Let’s reward and appreciate young people in our care when the need arises.
Reward and Recognition often falls under the the heading of positive reinforcement.
Do you know how important these two issues are in relation to your parenting journey? They are absolutely necessary. Recognition is a critical factor to interacting with our children, encouraging them to follow instructions, helping them to develop self-confidence, assisting with maintaining good mental and physical health.
Recognition goes beyond ‘thank you and well done!’ It requires firstly having a wonderful connection with your children which allows you to build trust.
This is important because when you recognise the good deed undertaken by your children and you demonstrate your acceptance and gratitude for the behaviour, the children will happily believe you. However, where connection and trust are lacking, no matter how you attempt to show recognition, the children will find it difficult to accept.
Children become disengaged, overwhelmed, frustrated and anxious in an environment where their faults and inability to accomplish tasks are regularly brought to their attention. Additionally when the adult, parent or caregiver makes no attempt to draw on the children’s strengths, fails to recognise and or reward good behaviour, hard work, kindness, independence, creativity, commitment, compassion and many other points that the children may have demonstrated or working towards achieving.
Parents and caregivers should give more thought to positively recognising important traits in children and avoid negative feedback. I am not in any way suggesting that poor behaviour should be rewarded or neglected. Far from it, what I am saying is that parents should reduce negative talking, increase positive talking and action bearing in mind the benefits derived from recognising and rewarding children for improvement in behaviour and putting into practice values that they have been taught.
Reward and Recognition are great tools in ‘creating’ a happy, healthy, emotionally stable and responsible individual.
Children and young people that have shown improvement in areas where they have previously struggled or have shown remarkable grit, perseverance, confidence, kindness, gratitude and any other skill or changed behaviour that has made you or others proud should receive appropriate reward and recognition for their hard work and or pleasant act. By recognising and rewarding such behaviour, you are displaying to the person the value that you place on their time, initiative, commitment and self- belief.

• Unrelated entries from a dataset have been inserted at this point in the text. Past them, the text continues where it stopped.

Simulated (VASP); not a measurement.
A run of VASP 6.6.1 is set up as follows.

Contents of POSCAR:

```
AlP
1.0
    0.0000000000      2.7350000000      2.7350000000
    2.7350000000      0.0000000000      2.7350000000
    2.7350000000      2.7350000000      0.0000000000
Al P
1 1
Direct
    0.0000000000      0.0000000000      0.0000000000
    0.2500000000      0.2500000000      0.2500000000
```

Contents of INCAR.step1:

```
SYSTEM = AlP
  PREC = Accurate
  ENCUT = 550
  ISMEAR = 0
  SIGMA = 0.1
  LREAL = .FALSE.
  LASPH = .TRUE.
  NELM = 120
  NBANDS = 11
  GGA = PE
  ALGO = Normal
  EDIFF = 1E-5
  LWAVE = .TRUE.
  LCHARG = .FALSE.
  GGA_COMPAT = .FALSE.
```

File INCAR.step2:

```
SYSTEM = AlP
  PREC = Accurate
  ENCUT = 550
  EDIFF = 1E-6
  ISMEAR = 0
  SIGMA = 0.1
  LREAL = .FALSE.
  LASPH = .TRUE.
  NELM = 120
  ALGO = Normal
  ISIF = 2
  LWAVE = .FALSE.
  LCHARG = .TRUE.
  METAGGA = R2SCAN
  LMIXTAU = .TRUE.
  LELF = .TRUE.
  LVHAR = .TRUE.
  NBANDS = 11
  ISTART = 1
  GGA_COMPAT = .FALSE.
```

How will the child/ young person react to reward and recognition?
It is often assumed that all children and young people enjoy receiving rewards and recognition? Unfortunately, this is not the case. Some children including those with additional needs find it difficult to accept rewards and recognition. It is important if you are unsure to ask your child of they are happy to be rewarded and recognised for good work/behaviour. This will also serve as an incentive to those that will gladly accept it. For those that are uncomfortable with this notion, you should find out their reasons and how they would prefer to be rewarded and recognised when the need arises.
Flexibility and creativity are required. Whilst discussing with the child/young person, you may have to provide options and be flexible to allow for individuals’ preferences or personal circumstances.
You can agree with children/ young people in your care how and when they would be rewarded and acknowledged. The children and young people would be pleased that they had been consulted and their wishes taken into consideration.
Different forms of Recognition
This is by no means an exhaustive list.
1. Tell them that you are proud and pleased with what they have done.
2. You can share the news of the child/young person’s achievement with family and friends.
3. You can give them a little gift that does not cost a lot which they will value.
4. You can take them out to their favourite place.
5. You can have family time together.
6. You can cook their favourite meal.
7. You can give them an extra hour or time on their gadget.
8. You can invite their chosen friend to the house.
9. They can be allowed to visit friends.
10. They can go to bed at a later time.
11. You can top up their pocket money for the week.
12. You can be creative and give them gifts made by you or you can decide to spend quality time doing things they enjoy.
13. You can give them a certificate created by you or purchased.
14. You can reward them with stickers.
The choice is yours and that of the young person to make.
For those that appreciate being acknowledged for their efforts and kind deeds, reward and recognition will not only put a smile on their faces but will inspire them to continue with their good deeds. Go right ahead and try it if you have never done so! If, however, you sometimes engage in rewarding and recognising those in your care but do not often to see the benefits associated with this practice, I recommend you try some of the points highlighted above. Do let me know how you get on.